JPMorgan’s Role in Nigerian Oil Deal Has Come Back To Haunt It – New York Times
JPMorgan’s Role in Nigerian Oil Deal Has Come Back to Haunt It
At the heart of a case against JPMorgan Chase is whether it did enough to safeguard Nigeria’s money.
Under the rule of the Nigerian dictator Sani Abacha more than 20 years ago, a handful of high-ranking government officials looted billions of dollars from the country’s coffers.
Now the Nigerian government is demanding some of its money back — from JPMorgan Chase.
In a British court, lawyers for the country are suing a subsidiary of the largest United States bank, charging that it enabled corrupt former officials to extract nearly $900 million between 2011 and 2013 from a government bank account in London.
JPMorgan says it was following instructions it received from senior Nigerian government officials. The country’s attorney general himself wrote a letter attesting to the legitimacy of the instructions. But the bank has been unable to persuade a British judge to throw out the case, in part because of the unusual circumstances surrounding the money transfers — including the fact that two banks to which JPMorgan wired the money rejected the transfers because of concerns that they might violate money-laundering laws.

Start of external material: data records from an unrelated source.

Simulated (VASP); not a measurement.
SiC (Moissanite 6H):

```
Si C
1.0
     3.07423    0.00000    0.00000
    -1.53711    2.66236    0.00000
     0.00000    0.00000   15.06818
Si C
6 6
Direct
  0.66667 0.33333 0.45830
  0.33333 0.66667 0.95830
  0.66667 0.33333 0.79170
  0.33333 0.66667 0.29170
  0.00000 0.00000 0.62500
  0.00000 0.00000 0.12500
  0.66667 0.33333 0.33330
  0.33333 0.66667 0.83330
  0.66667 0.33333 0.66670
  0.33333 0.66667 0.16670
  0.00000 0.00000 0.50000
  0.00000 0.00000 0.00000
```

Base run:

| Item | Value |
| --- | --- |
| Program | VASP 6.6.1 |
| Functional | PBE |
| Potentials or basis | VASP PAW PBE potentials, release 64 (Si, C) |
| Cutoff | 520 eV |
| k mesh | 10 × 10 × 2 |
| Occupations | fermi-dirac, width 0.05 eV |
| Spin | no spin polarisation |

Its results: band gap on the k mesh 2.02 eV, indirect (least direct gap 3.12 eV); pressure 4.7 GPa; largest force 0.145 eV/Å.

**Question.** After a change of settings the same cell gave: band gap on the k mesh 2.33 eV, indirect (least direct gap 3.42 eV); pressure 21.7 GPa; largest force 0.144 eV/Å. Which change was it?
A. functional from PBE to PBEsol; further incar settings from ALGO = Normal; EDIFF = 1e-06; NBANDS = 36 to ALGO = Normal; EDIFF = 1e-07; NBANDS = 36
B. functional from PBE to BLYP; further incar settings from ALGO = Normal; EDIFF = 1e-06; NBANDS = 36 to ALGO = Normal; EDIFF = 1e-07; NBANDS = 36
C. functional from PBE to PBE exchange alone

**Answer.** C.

At the heart of the case is whether JPMorgan did enough to safeguard Nigeria’s money. Under British law, banks are required to act in their customers’ best interests, even if someone connected to a customer tries to get them to do otherwise. Even as it tried to send money to various recipients, JPMorgan reported to regulators its concerns that it might be transferring funds to a convicted money launderer. It made the transfers anyway.
It is the latest example of a major American bank getting caught up in a foreign corruption scandal. In Malaysia, Goldman Sachs and some former executives have been accused of participating in a multibillion-dollar fraud involving a government investment fund. Unlike those executives, however, no JPMorgan employees have been accused of wrongdoing.
In the London lawsuit, the Nigerian government is seeking damages from JPMorgan of nearly $900 million.
The bank’s decision to do business with Nigeria — a country that is ranked 144th out of 180 countries on Transparency International’s corruption list — involved a calculation of risk.
“A head of state known or alleged to be corrupt is the riskiest type of client, both because of potential civil and criminal liability and because of reputational damage should details of the relationship come out, as they often do when there is a change in power in the relevant country,” said Joshua Kirschenbaum, a former director at the Treasury Department’s anti-money-laundering agency, FinCEN.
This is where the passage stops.